I've been shooting for 50 years, literally and grew up on the dying glory of rangefinders and the hey day of the Nikon F, when primes were the rule and only toward the end were the early zooms coming along. I gave up the trade as a profession in the early 70s, but continued to shoot and somewhat revived the old interests to the point of driving my wife crazy.

A burglary forced me to give up the Nikons and for a long time I shot Olympus OMs, then I jumped into digital with the 20D and immediately began adding zooms, etc. Moved now through all three 5D versions, currently on 5D3, plus a smattering of other odd bits, e.g. a Leica M9-p which I enjoy for its sheer manual backwardness.

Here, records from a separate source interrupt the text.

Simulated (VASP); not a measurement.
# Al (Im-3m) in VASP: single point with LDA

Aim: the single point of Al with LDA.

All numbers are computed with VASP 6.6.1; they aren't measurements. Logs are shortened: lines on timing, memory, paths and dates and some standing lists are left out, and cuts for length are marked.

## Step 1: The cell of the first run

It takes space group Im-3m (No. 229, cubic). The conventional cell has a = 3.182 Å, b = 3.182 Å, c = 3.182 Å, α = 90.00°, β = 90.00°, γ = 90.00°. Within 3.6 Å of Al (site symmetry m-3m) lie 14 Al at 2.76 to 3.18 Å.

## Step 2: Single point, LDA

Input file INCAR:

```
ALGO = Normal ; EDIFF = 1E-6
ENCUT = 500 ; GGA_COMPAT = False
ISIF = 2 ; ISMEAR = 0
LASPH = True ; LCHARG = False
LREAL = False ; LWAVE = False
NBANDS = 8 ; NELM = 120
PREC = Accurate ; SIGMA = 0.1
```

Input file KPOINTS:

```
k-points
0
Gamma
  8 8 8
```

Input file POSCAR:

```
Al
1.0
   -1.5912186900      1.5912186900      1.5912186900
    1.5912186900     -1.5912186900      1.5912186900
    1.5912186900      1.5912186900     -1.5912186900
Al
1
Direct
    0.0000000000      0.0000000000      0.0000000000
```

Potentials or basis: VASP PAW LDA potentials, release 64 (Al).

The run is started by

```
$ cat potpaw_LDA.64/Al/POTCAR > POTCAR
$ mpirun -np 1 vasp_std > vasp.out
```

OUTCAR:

Probably six or seven years ago, I got a hint of my internal dissatisfaction with zooms, even the good solid L zooms. There are a couple of issues. One is that Zooms have slightly different characteristics that sometimes surface at not necessarily good times, i.e. the odd color cast reflection when shot into the light at some angles. The quality of the good prime will be better than a good zoom, perhaps not enoughto be noticed. But there's also something that it does to the shooting mentality. It's a bit easy to just use the zoom to frame an image rather than doing the obvious of moving the camera and shooter.

It's a mindset, but I also find myself on occasion using the crutch of the zoom to justify shooting some frames -- not hard because I shoot heavily anyway. There is a bit of an edge, IMHO, to the added minor discipline of using the 135 prime instead of the one size fits all. I cover that range with a 70-300 and a 55-250 (latter on aps-c) but if I were in your shoes, I'd lean toward the 135.

I tend to think that there are core focal lengths which just work better as primes, e.g. the 50, the 75-90 length, the 135 for sure and all other things being equal, I'd rather use a 300 prime than the zoom. For what it's worth, that's probably true of all the long focal lengths, it just isn't practical for most of us. I've got a Sigma Bigma which covers the longer shots well enough. If I were doing wildlife, give me the prime.

As an aside, I have both the 15mm and 6-15 fisheyes. As a rule, I prefer the 15 prime. The other is a great lens, weights a bit more and is a bit more versatile in the bag. Working in a more or less known environment, being able to control for the prime, especially given its optics, pushes me that way.